Financial technology start-up Affirm announced on Thursday that it had secured a $100 million credit line from Morgan Stanley.

Affirm offers loans for particular purposes as an alternative to credit cards. It aims to help millennials afford nicer things, Max Levchin, Affirm's CEO and PayPal co-founder, told CNBC's "Squawk Alley" on Thursday.

"We are helping them take an expensive item — that would hit the cash flow too hard —split it into several payments, pay it off, be done," Levchin said. "A lot of people prefer that to the complexity and unpredictability of carrying a credit card balance."

Here's how it works: Online retailers like 3-D printing company Makerbot and mattress start-up Casper accept Affirm directly. On top of that, users can create a "virtual card" and pay at other stores they same way they would pay with a Mastercard.
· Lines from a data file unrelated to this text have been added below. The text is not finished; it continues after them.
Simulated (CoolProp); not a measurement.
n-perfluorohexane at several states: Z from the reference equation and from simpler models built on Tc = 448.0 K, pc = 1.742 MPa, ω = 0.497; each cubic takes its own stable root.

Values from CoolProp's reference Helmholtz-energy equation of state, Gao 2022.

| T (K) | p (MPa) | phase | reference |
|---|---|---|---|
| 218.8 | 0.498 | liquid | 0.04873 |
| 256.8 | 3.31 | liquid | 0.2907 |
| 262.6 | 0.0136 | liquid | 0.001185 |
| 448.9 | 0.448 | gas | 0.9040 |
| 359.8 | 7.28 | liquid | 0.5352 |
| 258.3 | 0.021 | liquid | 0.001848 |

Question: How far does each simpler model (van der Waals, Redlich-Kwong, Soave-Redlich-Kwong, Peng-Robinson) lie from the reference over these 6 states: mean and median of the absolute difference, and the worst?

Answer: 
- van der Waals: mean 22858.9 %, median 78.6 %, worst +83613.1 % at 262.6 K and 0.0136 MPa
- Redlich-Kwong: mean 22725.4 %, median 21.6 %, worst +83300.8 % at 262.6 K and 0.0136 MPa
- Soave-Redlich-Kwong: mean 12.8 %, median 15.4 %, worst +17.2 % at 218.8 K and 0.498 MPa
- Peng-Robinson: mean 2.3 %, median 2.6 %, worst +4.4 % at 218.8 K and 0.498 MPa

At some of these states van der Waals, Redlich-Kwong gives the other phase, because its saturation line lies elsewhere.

But unlike a credit card, each purchase has its own one-time credit line, rather than an open, revolving line of credit that's always available. Plus, the interest rate and time period are simple and set, not compounded over an unlimited period.

Max Levchin
Noah Berger | Bloomberg | Getty Images

That can take away the risk of overspending that many younger consumers associate with credit cards, Levchin said. A study of conversational analysis and surveys from Facebook found this year that millennials, ages 21 to 34 in the U.S., are more likely to feel that credit cards worsen financial standing and are more likely to prefer paying with cash than other generations.

"It makes them smarter," Levchin said. "I think they understand that compounding interest is something that a regular human being cannot estimate in their head and they prefer simple interest loans. They certainly value services that have no late fees, no gotchas, no tricks. And I think that's generally a good direction."

Affirm doesn't have any special data sources compared to other financial institutions, Levchin said. But Affirm isn't seeing more defaults, he said, because they have a history financing certain types of goods and purchases (such as furniture, jewelry and professional development).

"People treat different purchases very differently," Levchin said. "Some things are seen as 'I don't feel I need to be paying for this thing, it wasn't all that important to me, it turns out.' Others are very, very good about paying for very specific things. We're quite good at detecting that behavior."

It come as more banks have ventured into the online lending business, including Goldman Sachs, which debuted its online lending platform Marcus on Thursday. But it also comes as both online lenders and traditional banks face scrutiny.

LendingClub, for instance, has been plagued by regulatory investigations amid reports of lending improprieties. And Wells Fargo's community banking division opened about 2 million accounts without customer authorization.

"Ever since 2008, every day a new story breaks out where a bank broke consumers' trust," said Levchin, who also serves as an advisory board member of the Consumer Financial Protection Bureau. "What's going on now is personal accountability, which I frankly welcome."